AntixK / PyTorch-Model-Compare

Compare neural networks by their feature similarity
MIT License
346 stars 37 forks source link

getting spurious "HSIC computation resulted in NANs" #2

Open jprobichaud opened 2 years ago

jprobichaud commented 2 years ago

Thanks for this great little module! I was able to adapt the code to deal with models suitable for speech recognition (mostly transformers and conformers) and I'm learning a lot from the CKA outputs.

One problem I face is that for some models, some layers hit this assert after a certain number of batches. Basically, if I try to pass 300 batches of 32 through the model, I end up with NaN exception around 150 or so. It doesn't seem related to the data because I shuffle the data and get the same exception after the same number of batches.

I guess this is a numerical stability problem perhaps. Is there some assumptions about the range of the layer features and outputs?

AntixK commented 2 years ago

Hi, I am glad that you find this code useful.

Yes, the numerical issues occur mostly due to the features of the two models having different scales. I usually tackle the issue in 2 ways 1) Simply normalize the features (or the autocorrelation matrices) before calculating HSIC 2) Compare only the outputs of normalization layers of the networks. They usually will be well-behaved as they are crucial for network stability.

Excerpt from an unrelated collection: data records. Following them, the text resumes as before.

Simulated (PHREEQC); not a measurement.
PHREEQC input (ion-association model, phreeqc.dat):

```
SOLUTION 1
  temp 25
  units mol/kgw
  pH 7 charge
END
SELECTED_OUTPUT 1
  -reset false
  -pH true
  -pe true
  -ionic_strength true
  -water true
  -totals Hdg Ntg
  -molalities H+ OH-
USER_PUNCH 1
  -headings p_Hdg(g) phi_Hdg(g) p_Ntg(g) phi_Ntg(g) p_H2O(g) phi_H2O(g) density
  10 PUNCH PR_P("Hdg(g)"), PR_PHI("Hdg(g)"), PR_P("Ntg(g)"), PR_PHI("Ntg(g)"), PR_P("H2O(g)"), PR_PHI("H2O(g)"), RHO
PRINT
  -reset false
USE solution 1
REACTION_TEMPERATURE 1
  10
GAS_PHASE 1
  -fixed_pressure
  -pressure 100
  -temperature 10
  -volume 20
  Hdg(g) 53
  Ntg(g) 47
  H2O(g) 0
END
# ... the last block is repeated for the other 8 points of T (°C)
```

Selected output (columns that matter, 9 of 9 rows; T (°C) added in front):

Let me know if any of these approaches work for you. Also, is your input data normalized in any way?

jprobichaud commented 2 years ago

Thank you for you rapid reply and the advices, I'll give it a shot!

The raw data is audio files, and in my case, the inputs are filter banks and they are being normalized through mean and variance.

phrasenmaeher commented 2 years ago

I have used your code to calculate CKA matrices, and am also facing the hard-to-trace NAN error. As far as feature/matrix normalization is contained, I have tried the following two approaches:

from sklearn.preprocessing import normalize
import numpy as np

def _normalize_matrix(matrix):
        norms = np.linalg.norm(matrix, axis=1)
        matrix /= norms
        return matrix

        # row normalization, axis=0 is column
        # return normalize(matrix, axis=1, norm="l1")

In my experience, it worked best when using the first approach, the number of NANs was strongly reduced. Anyway, are there approaches you would recommend for normalization?

mahdibeit commented 2 years ago

Yeah. I am having the same issue unfortunately. CKA for image networks works flawlessly. However, for the speech dataset that I am trying, HSIC returns NaN values. I tried normalizing the features or the autocorrelation matrices but it did not work.

Maddy12 commented 2 years ago

I am also having the same problem! and normalizing is not helping, but maybe I am normalizing the wrong thing? I amnormalizing the X and Y matrices before being pased to the _HISC method.

bryanbocao commented 1 year ago

I got the same issue: https://github.com/AntixK/PyTorch-Model-Compare/issues/10. Looking for solutions. Thanks!